Dueling Polls Offer Alternative Reform Opinions

Dueling Polls Offer Alternative Reform Opinions

Two polls released last week offered conflicting views of public opinion on health care reform. Coming in the same week the Supreme Court announced it would hear reform arguments, the polls also raise a couple of questions: How much influence does public opinion have on the Supreme Court? And vice versa?

Pick a poll, any poll, and run your reform flag up it. Whether your flag is pro or con, somewhere there’s a poll for you. If you have trouble finding it, wait a couple days.

Two public opinion polls released last week — one from CNN, one from Gallup — offered glimpses of how those of us who are not Supreme Court justices feel about health care reform.

While the numbers weren’t that far apart, the headlines were.

Headlines for the CNN poll: “Poll: Majority Now Support The Individual Mandate” and “CNN Poll: Support Rises for Health Insurance Mandate.”

And headlines for the Gallup poll: “Americans Lean Toward Repealing Health Care Reform Law: Gallup” and “Gallup Poll: 47% of Americans Favor Repealing Healthcare Law.”

Details of the Polls

The CNN poll, released Nov. 14 (the same day the Supreme Court announced it would address the issue), indicated growing support for the individual mandate, the fulcrum upon which much of the Affordable Care Act’s clout rests. CNN surveyors found that over the past six months, support for the mandate moved into the majority.

This month, 52% support the mandate and 47% oppose it, according to CNN. A similar survey in June showed 44% supported it, while 54% opposed it. Seniors, low-income residents and independents who changed their minds accounted for the shift, according to CNN pollsters.

Two days later, Gallup released a poll showing that those who want to repeal the law outnumber those who support it. The Gallup poll found 47% want the law eliminated and 42% support it.

Gallup also found that while most Americans prefer a health care system built on private insurance, that majority appears to be shrinking. This month, Gallup surveyors found 56% favor private insurance, compared with 39% who favor a government-run system. Last year, 61% preferred private insurance and 34% said they wanted a government-run system.

CNN’s poll is more recent, has a few more people in it and has a slightly smaller margin of error. But, in most respects, the two polls are twins.

The CNN poll, conducted for the news organization by ORC International Poll, consulted 1,036 American adults by telephone Nov. 11 to Nov. 13, the three days immediately preceding the Supreme Court’s announcement that it will hear challenges to the law. The survey’s overall sampling error is plus or minus three percentage points.

The Gallup poll surveyed 1,012 adults Nov. 3 to Nov. 6 and has a margin of error of plus or minus four percentage points.

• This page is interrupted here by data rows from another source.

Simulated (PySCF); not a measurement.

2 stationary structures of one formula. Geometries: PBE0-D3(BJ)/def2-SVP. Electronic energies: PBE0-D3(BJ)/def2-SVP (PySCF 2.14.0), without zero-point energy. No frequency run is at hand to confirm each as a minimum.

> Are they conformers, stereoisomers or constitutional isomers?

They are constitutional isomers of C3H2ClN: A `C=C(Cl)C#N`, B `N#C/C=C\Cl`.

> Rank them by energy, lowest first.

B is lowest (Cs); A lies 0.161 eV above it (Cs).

Similar in scope and methodology, the two polls did not get equal coverage in the media, nor did experts and bloggers agree on the polls’ meaning. A Google News search for “CNN health reform poll” generates 58 news articles. A search for “Gallup health reform poll” generates 3,033 news articles.

Is Support for Mandate Rising?

According to last week’s New York Times story titled “Insurance Mandate May Be Health Care’s Undoing,” polling over the last few years has shown that the individual mandate is “by far the most unpopular provision” of ACA. Bloggers seem split on what the CNN poll really means for the individual mandate.

On the Times‘ “Conscience of a Liberal,” Paul Krugman writes that support for the individual mandate — “the core of health reform” — in the CNN poll shows that “proponents are slowly winning the argument.”

Meanwhile, Steve Benen, on the Washington Monthly‘s “Political Animal,” interprets the CNN poll as the public’s return to support for the mandate, which he argues “wasn’t especially controversial” in 2009, when the “debate over health care policy began in earnest.”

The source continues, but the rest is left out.